In the above two examples, the pointer and the array can be thought of similarly.  This true most of the time, and often leads to people forgetting that they are actually different things.  For example:

    printf("%d %d\n", sizeof(x1), sizeof(x2));

This prints "4 5" on a 32-bit machine and "8 5" on a 64-bit machine.  The first number should be clear: x1 is a pointer, so sizeof(x1) should be the number of bytes in a pointer (4 or 8 depending on address length).  But what about the 5?  This is an interesting deviation from the patterns established previously.  If we followed the previous pattern, sizeof(x2) should deconstruct as x2 evaluating to the address of the start of the x2 array.  Then sizeof(x2) should return the size of the address.  However, sizeof is *not* a normal C function, it's a language built-in operator (the parentheses are optional).  It's operand is *not* interpreted as an expression, it's a type.  So sizeof(x1) is not actually the size of the x1 variable, it is the size of the *type* of x1.  Since the type of x2 is an array of 5 characters, sizeof(x2) evaluates to 5.

One more example of x1 and x2 being treated differently, which is the thing I just learned:

    if (x1 == &x1) printf("x1==&x1\n");
    if (x2 == &x2) printf("x2==&x2\n");

The output of the above two lines is the single line "x2==&x2".  Note that this code also generates a warning on the second line since x2 and &x2 are pointers to different types (pointer to a byte v.s. pointer to an array of 5 bytes).
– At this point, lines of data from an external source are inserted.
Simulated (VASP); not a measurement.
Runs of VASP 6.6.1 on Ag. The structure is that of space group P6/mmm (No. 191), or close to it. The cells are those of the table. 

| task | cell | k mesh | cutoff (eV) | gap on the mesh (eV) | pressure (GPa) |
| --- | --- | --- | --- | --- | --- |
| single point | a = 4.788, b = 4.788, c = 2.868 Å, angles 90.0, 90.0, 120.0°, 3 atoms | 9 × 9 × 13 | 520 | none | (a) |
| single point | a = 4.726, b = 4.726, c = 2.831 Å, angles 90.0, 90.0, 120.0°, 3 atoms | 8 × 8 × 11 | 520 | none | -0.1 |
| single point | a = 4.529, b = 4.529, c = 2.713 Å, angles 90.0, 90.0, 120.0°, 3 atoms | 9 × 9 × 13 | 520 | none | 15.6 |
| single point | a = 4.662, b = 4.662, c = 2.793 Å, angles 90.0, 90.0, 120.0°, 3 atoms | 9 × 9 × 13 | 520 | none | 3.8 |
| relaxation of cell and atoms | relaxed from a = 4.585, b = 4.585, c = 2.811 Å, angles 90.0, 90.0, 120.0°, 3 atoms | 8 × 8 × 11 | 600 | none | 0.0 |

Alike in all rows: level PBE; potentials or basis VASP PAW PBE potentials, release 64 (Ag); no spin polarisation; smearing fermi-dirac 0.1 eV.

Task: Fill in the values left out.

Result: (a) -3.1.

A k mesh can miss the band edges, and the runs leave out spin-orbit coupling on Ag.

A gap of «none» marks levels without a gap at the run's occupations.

The moral?  Although the mechanisms are different, an array and a pointer to an array can *usually* be treated the same in normal code.  But not always.  It's best to have a deep understanding of what's going on.

Saturday, February 14, 2015

Rapid Cycle Testing with C++

I discovered the convenience of rapid cycle testing in Clojure with "midje" and liked it.  I then re-created it while learning some Ruby.  Now I'm refreshing my C++ skills and wanted the same thing, and decided to combine it with GoogleTest (gtest) and clang on my Mac.

As usual when combining tools, it took a bit of fiddling to get it all playing nicely.  In hopes of saving somebody else some time, I uploaded a sample project to GitHub.

See https://github.com/fordsfords/autotest-cpp

NOTE: has dependencies on other tools; see README.md for details.

I'll probably change my workflow a lot over time, but that minimal example seems to work pretty well.  Run ./autotest.sh in one window and an editor in another.  Every time you write a source file, the automated test runs.  For example:

$ ./autotest.sh 

Now I write "learn.cpp" out, and the autotest window spits out:

autotest: /Users/sford_itunes/drop_sford/Dropbox/sford/src/c++11/autotest-cpp/learn.cpp

[ 33%] Built target gtest
[ 66%] Built target gtest_main
Scanning dependencies of target runUnitTests
[100%] Building CXX object CMakeFiles/runUnitTests.dir/learn.cpp.o
Linking CXX executable runUnitTests
[100%] Built target runUnitTests
        1.77 real         1.40 user         0.19 sys

Running main() from gtest_main.cc
[==========] Running 2 tests from 2 test cases.
[----------] Global test environment set-up.
[----------] 1 test from CoutTests
[ RUN      ] CoutTests.Simple
Hello world
msg2
[       OK ] CoutTests.Simple (0 ms)
[----------] 1 test from CoutTests (0 ms total)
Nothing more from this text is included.